But Berger was interested in more than just perusing documents. He was there as Bill Clinton's representative, and the Archives held materials that the Clintons did not want the 9/11 commission to see. Due to slack security at the Archives, Berger was able to secrete on his person an unknown number of papers and carry these out of the Archives to his home. (He had been seen by a staff member stuffing documents into his socks, under his pant legs.) When Archives staff later discovered that documents were missing, Berger was questioned but denied taking any. A day later, however (after conference with the Clintons, no doubt), he returned a few documents to the Archives, admitting to carrying them out for use by the September 11 Commission, and saying that he had made an innocent mistake. The incident was reported to the Justice Department, and by a plea bargain, after Berger had confessed that the theft was preplanned, and that he had in fact destroyed some documents ("copies" only, he said), he incredibly got off with a misdemeanor conviction for removing classified documents, which carried a modest fine and temporary removal of his security clearance. Clearly, the light sentence was adapted to the person of Mr.Berger. Most individuals would have faced a felony charge for theft of classified material. There must have been high-level negotiations involved to reduce the charge, very likely a phone call from Bill Clinton to President Bush, explaining that everyone would be best served if this case did not drag out.

And the connection to Hillary? She had lambasted the Bush administration in speeches for not doing more to take out Osama bin Laden. If the Clinton administration had had the opportunity, she said, they would have closed in quickly. Unfortunately for her, the truth was that they did have that opportunity on several occasions. As the hit movie "The Path to 9/11" showed – before a 3-minute segment was cut by the Disney Co. after threats from the Democratic Senate leadership – they had bid Laden cornered and hesitated to make the move. These episodes were documented in White House notes which were in the Archives. They're no longer there, they were not made available to the 9/11 commission, and they could no longer contradict Hillary's claims. Sandy Berger, working for the Clintons, saw to that.

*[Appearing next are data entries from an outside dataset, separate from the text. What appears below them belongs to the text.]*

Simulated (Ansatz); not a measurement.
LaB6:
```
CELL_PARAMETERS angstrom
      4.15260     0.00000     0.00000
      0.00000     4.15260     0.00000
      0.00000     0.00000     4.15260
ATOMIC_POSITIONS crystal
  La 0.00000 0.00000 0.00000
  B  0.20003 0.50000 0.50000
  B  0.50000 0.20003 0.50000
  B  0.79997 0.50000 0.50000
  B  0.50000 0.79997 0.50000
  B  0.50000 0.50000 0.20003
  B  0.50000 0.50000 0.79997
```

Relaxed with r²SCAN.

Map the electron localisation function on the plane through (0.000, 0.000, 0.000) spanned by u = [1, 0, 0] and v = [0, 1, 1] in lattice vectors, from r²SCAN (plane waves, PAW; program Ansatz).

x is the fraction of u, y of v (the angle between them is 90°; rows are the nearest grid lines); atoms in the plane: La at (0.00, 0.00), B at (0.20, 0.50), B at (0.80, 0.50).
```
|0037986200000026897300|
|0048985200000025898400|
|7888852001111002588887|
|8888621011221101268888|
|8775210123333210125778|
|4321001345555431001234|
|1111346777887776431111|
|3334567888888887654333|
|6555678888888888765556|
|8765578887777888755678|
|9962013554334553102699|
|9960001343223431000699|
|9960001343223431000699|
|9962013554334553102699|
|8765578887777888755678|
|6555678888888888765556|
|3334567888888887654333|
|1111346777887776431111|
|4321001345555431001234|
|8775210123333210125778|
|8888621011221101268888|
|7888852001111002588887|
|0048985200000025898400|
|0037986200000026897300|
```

Absconding with the White House furniture
The Clintons left the White House in 2001 as they had arrived in 1993: deep in controversy and scandal. In 1993, the White House celebrated its 200th year, and on the occasion a number of donors gave the National Park Service (which "owns" the White House) fine and historic furniture and other furnishings to redecorate the White House. In 2000, in order to qualify Hillary as a resident of New York – so she could run for the Senate – the Clintons bought an upscale house in Chappaqua, which they needed to furnish. Apparently under the misapprehension that no one kept track of White House inventory, they quickly began picking out preferred items of furnishings from the White House and sending these to New York.

After their theft was discovered, Hillary tried the line that they had thought the gifts for the White House anniversary were meant for themselves personally! After wide criticism the Clintons agreed to pay $86,000 for items that the National Park Service decided they could keep, and later they sent back items valued at $28,000, which NPS required to be returned. The total value of what they tried to steal is unclear; New York Times reported it as $190,000, and ABC News described it as "china, flatware, rugs, televisions, sofas and other gifts". Several donors of the furnishings were quoted in the news as being flabbergasted – they had naturally intended the gifts to permanently decorate the White House. What can we say? – they are the Clintons, and ... you don't succeed if you don't try. "It's easier to ask for forgiveness than for permission," etc etc.

The unethical pardons – what's a friend (or a brother) for?
On January 20, 2001, on his last day in office, President Clinton issued 140 pardons and 36 commutations. While these were within the President's constitutional powers, many of these were highly criticized as unethical, none more than the pardon given fugitive financier Marc Rich, a man on the FBI's ten most wanted list for fraud and tax evasion, and who was hiding out in Europe. The pardon was condemned by ex-President Carter and by the director of the FBI, and was reviled by the press and the public. It seemed awkward that Rich's ex-wife had recently made a donation of several hundred thousands to Hillary's campaign chest and to the Clinton library. But hey, if you can't buy yourself a pardon, what's money for, eh?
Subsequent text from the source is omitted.